March 28th, 2014

Victor Margolin

I once thought that the greatest obstacle to reflective thought was the endless haptic texting that occupies the mental space of so many people but now I have a new culprit, data. Devices that have dissected our bodily functions into tiny shards flood the market, enabling us to either confirm the smooth functioning of our multiple organs, energy flows, and synapse synergies or else to detect glitches that merit our attention. Never have people had such an opportunity to be so aware of their bodies and take control of even the most minute irregularities in their physical performance.

Bodily functions are just one of the many new data sites that were once invisible to the naked eye. For the data revelations that now rain upon us in torrents we have to thank the new analytics. These are based on algorithms that were once more useful to spy agencies than to a vast public with an insatiable desire to understand the world in terms of data flows. I recently joined a service called Academia.edu in order to download several papers by a colleague. In exchange for the opportunity to access my colleague’s papers, I had to sign up and agree that any papers of mine that I uploaded could be downloaded by others. I chose not to upload any papers but some of them have mysteriously appeared on Academia.edu, prompting monthly reports from the service on how many times they have been downloaded. I learned from a recent communiqué that a short essay I wrote many years ago was recently accessed by one person, a fact that was reinforced by a visual that showed a little hill on a long flat line. The hill represented this single download within a long dry spell of inactivity.

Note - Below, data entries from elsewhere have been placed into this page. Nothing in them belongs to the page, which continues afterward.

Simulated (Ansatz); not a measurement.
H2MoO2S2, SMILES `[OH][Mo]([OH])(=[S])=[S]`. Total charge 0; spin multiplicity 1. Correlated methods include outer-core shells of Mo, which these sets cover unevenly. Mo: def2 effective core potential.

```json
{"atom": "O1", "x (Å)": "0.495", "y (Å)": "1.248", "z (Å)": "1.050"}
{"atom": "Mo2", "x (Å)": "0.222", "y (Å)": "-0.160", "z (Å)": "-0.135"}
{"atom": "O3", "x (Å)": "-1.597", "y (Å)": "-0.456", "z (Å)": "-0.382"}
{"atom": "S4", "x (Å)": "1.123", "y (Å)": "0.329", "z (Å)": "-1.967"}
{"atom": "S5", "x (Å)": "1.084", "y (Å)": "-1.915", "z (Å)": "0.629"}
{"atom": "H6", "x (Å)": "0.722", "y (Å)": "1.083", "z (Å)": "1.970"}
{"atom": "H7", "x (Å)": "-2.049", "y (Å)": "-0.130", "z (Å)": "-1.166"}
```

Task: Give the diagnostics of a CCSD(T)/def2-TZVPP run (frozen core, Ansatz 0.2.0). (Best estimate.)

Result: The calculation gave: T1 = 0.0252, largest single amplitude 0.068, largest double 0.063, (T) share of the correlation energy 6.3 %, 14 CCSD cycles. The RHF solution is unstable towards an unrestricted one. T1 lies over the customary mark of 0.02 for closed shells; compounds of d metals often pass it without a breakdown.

I am wondering what value there is to my knowing that someone downloaded an almost forgotten essay I wrote a long time ago. Were I an active uploader of my papers, I could certainly multiply the data I receive from Academia.edu to an exponential degree. I could be aware of how many people downloaded the letter to the editor I wrote early in my career, complaining about a colleague’s misinterpretation of a sentence in one of my papers. I could know my rankings among other colleagues in terms of download numbers and could add the data to my CV. The latter is not a joke since the Citation Index, which keeps track of how many times an academic paper is cited, is often used to measure the worth of a scholar’s intellectual productivity. Academic journals now routinely publish their Citation Index ratings to induce scholars to submit papers to them. The academic value of journals is also measured by another and perhaps more insidious statistic – the percentage of papers rejected. A journal that rejects a greater percentage of papers will receive a higher ranking regardless of the reasons for the rejections. It may simply mean that a particular journal received a considerable number of bad papers.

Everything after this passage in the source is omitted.